Rose McGowan Calls Natalie Portman's Oscars Cape Highlighting Female Directors ‘Offensive’
She calls Portman “part of the problem” with her “fake support of other women.”
“There is no law that says you need to hire women, work with women, or support women. By all means, you do you. But I am saying stop pretending you’re some kind of champion for anything other than yourself,” McGowan continued. “As for me, I’ll be over here raising my voice and fighting for change without any compensation. That is activism. Until you and your fellow actresses get real, do us all a favor and hang up your embroidered activist cloak, it doesn’t hang right.”
McGowan continued in her post, “I was at a Women in Film event that you spoke at once, Natalie. You reeled off depressing statistics and then we all went back to our salads. I quickly realized you and the other women speakers (and that joke of an organization) are just… frauds. You say nothing, you do nothing.”
Portman responded with a statement of her own, per The Hollywood Reporter. “I agree with Ms. McGowan that it is inaccurate to call me ‘brave’ for wearing a garment with women’s names on it. ‘Brave’ is a term I more strongly associate with actions like those of the women who have been testifying against Harvey Weinstein the last few weeks, under incredible pressure,” she said.
She also acknowledged the fact that she has not worked with a huge number of female directors over the course of her career. “It is true I’ve only made a few films with women. In my long career, I’ve only gotten the chance to work with female directors a few times—I’ve made shorts, commercials, music videos and features with Marya Cohen, Mira Nair, Rebecca Zlotowski, Anna Rose Holmer, Sofia Coppola, Shirin Neshat and myself,” Portman said. “Unfortunately, the unmade films I have tried to make are a ghost history.”

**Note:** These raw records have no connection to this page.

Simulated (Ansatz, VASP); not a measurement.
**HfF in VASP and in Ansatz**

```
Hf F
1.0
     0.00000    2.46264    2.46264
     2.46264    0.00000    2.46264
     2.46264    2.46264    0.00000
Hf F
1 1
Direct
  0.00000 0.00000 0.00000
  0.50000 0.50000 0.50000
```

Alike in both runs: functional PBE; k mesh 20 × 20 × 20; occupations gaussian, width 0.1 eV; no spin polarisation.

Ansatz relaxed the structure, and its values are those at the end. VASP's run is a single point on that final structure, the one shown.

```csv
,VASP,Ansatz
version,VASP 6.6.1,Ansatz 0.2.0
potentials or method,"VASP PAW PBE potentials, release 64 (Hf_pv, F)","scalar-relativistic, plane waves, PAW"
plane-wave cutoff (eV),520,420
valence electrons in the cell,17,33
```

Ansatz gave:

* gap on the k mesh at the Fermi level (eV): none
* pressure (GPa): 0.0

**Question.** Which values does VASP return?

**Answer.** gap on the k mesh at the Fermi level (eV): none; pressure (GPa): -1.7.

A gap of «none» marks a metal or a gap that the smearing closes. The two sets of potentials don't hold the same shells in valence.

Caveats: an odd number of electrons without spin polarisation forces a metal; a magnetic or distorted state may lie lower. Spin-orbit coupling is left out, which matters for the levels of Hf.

But, she says, that doesn’t account for all the projects that never went forward. “I have had the experience a few times of helping get female directors hired on projects which they were then forced out of because of the conditions they faced at work,” she said. “So I want to say, I have tried, and I will keep trying. While I have not yet been successful, I am hopeful that we are stepping into a new day.”
Director Marielle Heller said hers was one of those projects Portman is referencing.
Rose McGowan has not commented on Natalie Portman’s statement.